I went to a predominately white high school where I was the only Latina in any of my AP classes. Senior year, my English teacher, Ms. Sayago, suggested that I read How the Garcia Girls Lost Their Accent by Julia Alvarez. At first, I was offended. Why is she singling me out to read a Latina author just because I'm Latina? I became immediately self-conscious. I had never read a book by a Latino/a author, but when I did, I was home. The Dominican Republic that Alvarez vividly describes was so relatable to the Puerto Rico I'd only heard of, the Puerto Rico I considered my native land though born in Newark, New Jersey and only having visited as an infant. The book, speckled with Spanish words and scenes that I could clearly envision, was the start of my love for all things Latino. I wanted to devour every book like this and before the dawn of the internet, roamed bookstore fiction aisles looking for Latino surnames and book titles.
When I came across Sandra Cisneros' works, however, I assumed I wouldn't relate. That Latina was different than me. She was Mexican from the Southwest. I was Puerto Rican from the Northeast. I read Julia Ortiz-Cofer and stories that spoke of poverty, housing projects, and dysfunction. I didn't even like mangoes. What could House on Mango Street do for me?
But as I went into the 2012 National Council of La Raza Annual Conference in Las Vegas, specifically, the Latinas Brunch, eyes, ears and heart wide open to receive the kind of inspiration that leads to action (like writing this piece), I was haunted knowing that Cisneros was going to be a part of that afternoon's highly-touted workshop, The Adelante Movement, led by Nely Galan, and featuring Cisneros amongst others intent on giving Latinas the tools for financial self-empowerment. "Don't buy shoes, buy a building!" screamed the promotional materials. Suze Orman was the keynote speaker for the brunch, and I was in this highly motivated euphoria as I moved into the Adelante workshop. I was excited about the discussion, but ashamed about dismissing Cisneros' role. I was being judgmental, and there was no room for it in the midst of all this girl power.
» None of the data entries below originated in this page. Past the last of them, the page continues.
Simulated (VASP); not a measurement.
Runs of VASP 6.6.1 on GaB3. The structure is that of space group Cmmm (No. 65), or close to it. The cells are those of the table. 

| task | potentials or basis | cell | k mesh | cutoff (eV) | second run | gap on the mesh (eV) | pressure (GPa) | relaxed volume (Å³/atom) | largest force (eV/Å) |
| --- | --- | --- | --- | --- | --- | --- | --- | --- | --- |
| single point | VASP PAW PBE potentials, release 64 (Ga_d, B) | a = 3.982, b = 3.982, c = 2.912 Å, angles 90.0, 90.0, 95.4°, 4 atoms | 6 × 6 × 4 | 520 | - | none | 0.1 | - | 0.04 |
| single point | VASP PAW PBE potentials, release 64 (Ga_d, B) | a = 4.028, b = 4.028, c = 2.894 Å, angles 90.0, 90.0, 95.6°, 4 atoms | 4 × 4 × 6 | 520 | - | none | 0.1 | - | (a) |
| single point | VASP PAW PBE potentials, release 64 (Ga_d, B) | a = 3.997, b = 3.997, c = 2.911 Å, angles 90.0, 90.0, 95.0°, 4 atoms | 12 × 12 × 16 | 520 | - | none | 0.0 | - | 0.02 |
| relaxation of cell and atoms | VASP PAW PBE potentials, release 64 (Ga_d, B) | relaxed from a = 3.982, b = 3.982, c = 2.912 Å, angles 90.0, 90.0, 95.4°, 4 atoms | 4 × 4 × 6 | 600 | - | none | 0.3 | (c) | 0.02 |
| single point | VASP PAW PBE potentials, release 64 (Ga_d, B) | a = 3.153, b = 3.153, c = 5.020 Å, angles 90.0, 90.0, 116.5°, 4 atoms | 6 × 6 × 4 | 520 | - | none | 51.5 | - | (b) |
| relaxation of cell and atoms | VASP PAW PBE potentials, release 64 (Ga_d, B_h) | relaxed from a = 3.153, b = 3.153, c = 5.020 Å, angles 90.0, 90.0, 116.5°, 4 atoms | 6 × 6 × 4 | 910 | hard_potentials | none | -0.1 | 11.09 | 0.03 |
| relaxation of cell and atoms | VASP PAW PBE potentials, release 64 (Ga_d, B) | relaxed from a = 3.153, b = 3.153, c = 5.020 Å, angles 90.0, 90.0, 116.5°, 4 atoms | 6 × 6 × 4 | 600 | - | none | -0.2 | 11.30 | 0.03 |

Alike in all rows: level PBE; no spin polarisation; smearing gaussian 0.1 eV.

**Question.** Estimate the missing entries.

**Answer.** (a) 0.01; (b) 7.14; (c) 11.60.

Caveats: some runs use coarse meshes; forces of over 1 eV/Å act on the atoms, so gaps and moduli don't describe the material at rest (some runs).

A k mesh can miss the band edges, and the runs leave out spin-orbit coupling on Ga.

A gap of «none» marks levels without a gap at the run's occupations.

I got there early, and was in the first seat of the second row. Univision's Maria Elena Salinas came in, elegant in her sheath dress and surrounded by a horde of fans. She was a famous Latina journalist, I thought it was a picture I too should take, so I did. Cisneros walked in, wearing what I would call a bata. I'm no fashion maven, but definitely can't relate to that. Maybe it has a story, maybe it's handmade, but the girl was in a bata. I thought I should take a picture with this famous author, but, aware of my own ugly judgment of her, I couldn't add hypocrite to the mix, so I didn't.
Cisneros was introduced to the stage first. She walked seemingly unaware of her own importance in the room. Like if she was in someone's living room instead of at the largest Latino conference in the nation. Then, she spoke and in her remarks she undid it all. To understand her comments, she said, we had to remember that her references to light simply mean love. Every single notion I had of her was dead wrong. Dead like the ancestors she said come back every sunset. Cisneros' simple introduction to the session, where she wanted you to get in touch with yourself and your spirituality, "whatever that means to you," as she repeated often, left me raw. She had me at chingona. We are different enough that I didn't know what it meant and had to quickly look it up, but once I saw the definition we were one in the same. Sandra Cisneros was for me, totally my kind of Latina, entirely, perhaps purposely, relatable. Ironically, she referenced how we as women are so critical of ourselves and each other, our bags, our clothes, our assumptions, yelling Stop It! She left a pause in that room that the subsequent speakers, including Harvard-graduate and current US Treasurer, Rosie Rios, could not match. Rios referenced Cisneros in her own remarks, and credited House on Mango Street for the role it played in her Harvard thesis about the Mexican-American experience.
Cisneros' remarks were in effect a to do list for how to be better Latinas, better people, and completely authentic versions of ourselves. "There is no competition when you are being you," and nothing wrong can come of decisions made from such an authentic place. She called on us to meditate and endearingly said "I don't know how to meditate, but this is how I do it..."
"Close your eyes and envision someone who represents unconditional love, seeing their smile, absorbing their smile, and sending that love right back to them, until there was a little white thread between the two." I envisioned my brother Chino, who died in 2007. I breathed quickly, trying not to let a single tear fall, and I didn't. Chino was the one who taught me my alphabet, sent me quizzes from jail, and the reason I graduated from high school and college when none of my other siblings, including him, did. So, he's the reason I was in the position to be at the NCLR Conference and in this workshop with these amazing chingonas to begin with.
Growing up as the only girl with five brothers, I'm pretty competitive. But to Cisneros' point, it feels really good to not have any competition when you're just being yourself. And being Chino's favorite sister is a great place to be.